Lamb
serves 4
450g / 1lb boned leg of lamb, cut into 5cm / 2 in cubes
3 tsp freshly grated ginger
3 tsp crushed garlic
125g / 4oz whole milk natural yogurt
1 large onion, roughly chopped
30ml / 3 tbsp sunflower or soya oil
4 green cardamom pods
2x5cm / 2x2in cinnamon sticks
4 whole cloves
2 bay leaves, crumbled
125g / 4oz chopped tin tomatoes, with juice
1 tsp ground cumin
2 tsp ground coriander
1/2-1 tsp chili powder
1 tsp paprika
1/2 tsp ground turmeric
275g / 10oz potatoes, peeled and cut into 5cm / 2in cubes
1 tsp salt, or to taste
2 tbsp fresh coriander, chopped
6-8 fresh mint leaves chopped, or 1/2 tsp dried
mint
Put the lamb, 2 tsp ginger, 2 tsp garlic and the yogurt into a
heavy pan
and mix well. Put over a medium-low heat and bring to a simmer. When
it begins to bubble, reduce the heat, cover and simmer for 35-40 minutes.
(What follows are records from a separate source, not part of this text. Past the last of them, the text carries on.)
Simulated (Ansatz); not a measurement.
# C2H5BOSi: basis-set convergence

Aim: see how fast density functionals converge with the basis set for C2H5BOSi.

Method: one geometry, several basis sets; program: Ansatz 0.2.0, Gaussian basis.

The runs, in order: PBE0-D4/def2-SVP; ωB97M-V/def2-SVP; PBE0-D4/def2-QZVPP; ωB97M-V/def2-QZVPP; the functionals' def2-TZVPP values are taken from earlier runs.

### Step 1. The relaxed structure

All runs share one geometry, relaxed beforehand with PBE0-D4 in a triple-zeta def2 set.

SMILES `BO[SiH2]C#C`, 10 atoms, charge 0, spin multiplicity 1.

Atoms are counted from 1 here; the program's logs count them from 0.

Remove from the heat and transfer the meat into a bowl with a slotted
spoon.
Strain the stock into a measuring jug : make it up to 225ml / 8floz by adding
water if you don't have enough.
Both meat and stock can be refridgerated for up to 2 days.
Puree the onion in a blender or processor.
Heat the oil in a Karahi, Wok or other suitable pan. Peel
back the top of each cardamom pod slightly to release the flavour and fry
gently with the cinnamon,
cloves and bayleaves for 15-20 seconds.
Add the onion puree and the remaining ginger and garlic.
Increase the heat to
medium and fry, stirring frequently, until the onion juices have evaporated
( 8-9 minutes ).
Add the tomatoes, stir and fry for a further 2-3 minutes, then
add all the spices.
Stir and cook for 2-3 minutes, add 50ml / 20floz warm water and cook for
a further minute or two.
Add the potatoes, salt and 280ml / 1/2 pint
warm water. Let it all simmer gently,
uncovered, for 10-15 minutes. Add the cooked meat and stock and simmer
for 25-30 minutes, stirring frequently so that the thickened sauce does not
stick to the bottom of the pan.
Stir in the coriander and mint, simmer for one minute, remove from the heat and serve with naan, or plain boiled rice and dahl.